Embrace everything in moderation, including tabs
Now, don’t get me wrong. I realize that there are a lot of folks who will find this approach to tabbing scary and nerve-wracking. And my argument may not assuage your concerns about the place that tabs deserve in your world, and in your life.
Maybe you feel like you’re missing something by leaving them open. Maybe you feel like you must have your fingers shoved into parts of of every single book, with the information always there, ready for you whenever you’re ready to get going again.
Perhaps I won’t convince you otherwise, because you’re nerve-wracked by tabs that aren’t there when they should be. Fine. Have it your way. (This blog post is the equivalent of Web Browser Burger King.)

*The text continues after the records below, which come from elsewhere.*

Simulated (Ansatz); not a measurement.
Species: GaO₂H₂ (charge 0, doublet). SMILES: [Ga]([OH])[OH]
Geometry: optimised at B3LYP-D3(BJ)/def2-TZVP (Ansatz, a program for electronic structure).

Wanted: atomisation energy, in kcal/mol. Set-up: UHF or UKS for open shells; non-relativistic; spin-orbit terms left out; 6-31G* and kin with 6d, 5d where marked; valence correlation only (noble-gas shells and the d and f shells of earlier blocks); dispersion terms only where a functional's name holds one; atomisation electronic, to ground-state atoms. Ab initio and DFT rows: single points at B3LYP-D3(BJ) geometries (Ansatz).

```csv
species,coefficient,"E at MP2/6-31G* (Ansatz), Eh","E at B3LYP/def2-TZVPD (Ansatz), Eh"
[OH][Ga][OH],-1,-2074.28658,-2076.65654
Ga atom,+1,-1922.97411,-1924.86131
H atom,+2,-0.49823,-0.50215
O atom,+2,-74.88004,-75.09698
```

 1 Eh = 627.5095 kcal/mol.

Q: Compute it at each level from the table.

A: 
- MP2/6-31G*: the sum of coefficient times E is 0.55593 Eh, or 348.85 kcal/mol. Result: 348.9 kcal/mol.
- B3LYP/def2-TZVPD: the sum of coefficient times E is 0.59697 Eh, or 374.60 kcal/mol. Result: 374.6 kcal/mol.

But we live in a world where information is everywhere, of differing quality, and of differing importance. It may be a more prevalent resource than even the air we breathe or the water we drink, because there’s so much of it, and finding more is incredibly easy.
Maybe too easy.
To go back to Rachel Withers’ tsundoku example, I’d like to argue that tabs are different from books. Unless you’re a masterful speed-reader or you like to sit for long periods of time, you’re not going to plow through a 400-page book in a single sitting. And that’s OK. We consume at our own speeds.
But when the information becomes structured in a way that you have to do almost nothing to dive into a new piece, where information is easier to consume than a bowl full of miniature Reese’s Peanut Butter Cups, the consumption habits lean precariously toward information overload. And the structure of there being always something else to read creates unwanted guilt.
This isn’t the same as Inbox Zero—where information is being shoved into a box we’ve set aside for that purpose, and we’re expected to read it. A pool of unrelated tabs sitting around for a month is entirely of our making.
I’m a human being that consumes a lot of information on a given day, someone who can turn a wild goose chase into a structured work. I’m aware that the next important detail might be hiding behind the next tab, like the world’s smallest needle in the world’s largest haystack.
But by keeping every tab open, I let the haystack win because I give every piece of information the same amount of value.
A minimal tab experience is a great way of saying to oneself that the piece of information you’re reading is worthy of your time. It’s not a judgment on the value of anything else—but by keeping all the other tabs at bay, you give your brain a little more room to embrace the piece of information in front of you.
Sometimes that extra space is the difference between a finding a needle and getting weighed down in hay.
None of us are perfect, however, and this piece I think gives me the perfect opportunity to draw attention to an example where the tab system breaks down for me: Within the many applications of Adobe’s Creative Cloud suite.
The problem is this: On top of all the other problems with keeping tabs open, Adobe adds the extra wrinkle of requiring folks to save something, perhaps before it’s ready. This is maddening, though it’s not unique. Some text editors, like TextMate, also put up this roadblock, while others, like Bear or Evernote, make a point of not letting such a roadblock ruin your experience. (Mobile apps generally make a point of not creating a roadblock like this.)
As I trumpet the need to close tabs in their web browser, my inability to save things that I’m working on in a photo-editing application is my Achilles’ heel. I often find myself stuck with photos that I edited weeks ago, sitting there just because I haven’t spent the time closing them because I know that closing them means saving, and saving means time that I don’t want to spend.
This is particularly painful when I need to restart my laptop, and I’m prevented from doing so by the 36 images, in various stages of creation, sitting there expecting me to save them. I can program a macro to not save things I don’t want to save, but I sometimes wonder if the problem isn’t me, but Photoshop or InDesign. Maybe these applications need to be built with a history tool not unlike a web browser, so the process of creation can be picked up later—because this is how people actually create.
To the creators of Tab Wrangler: I have an idea for your next project.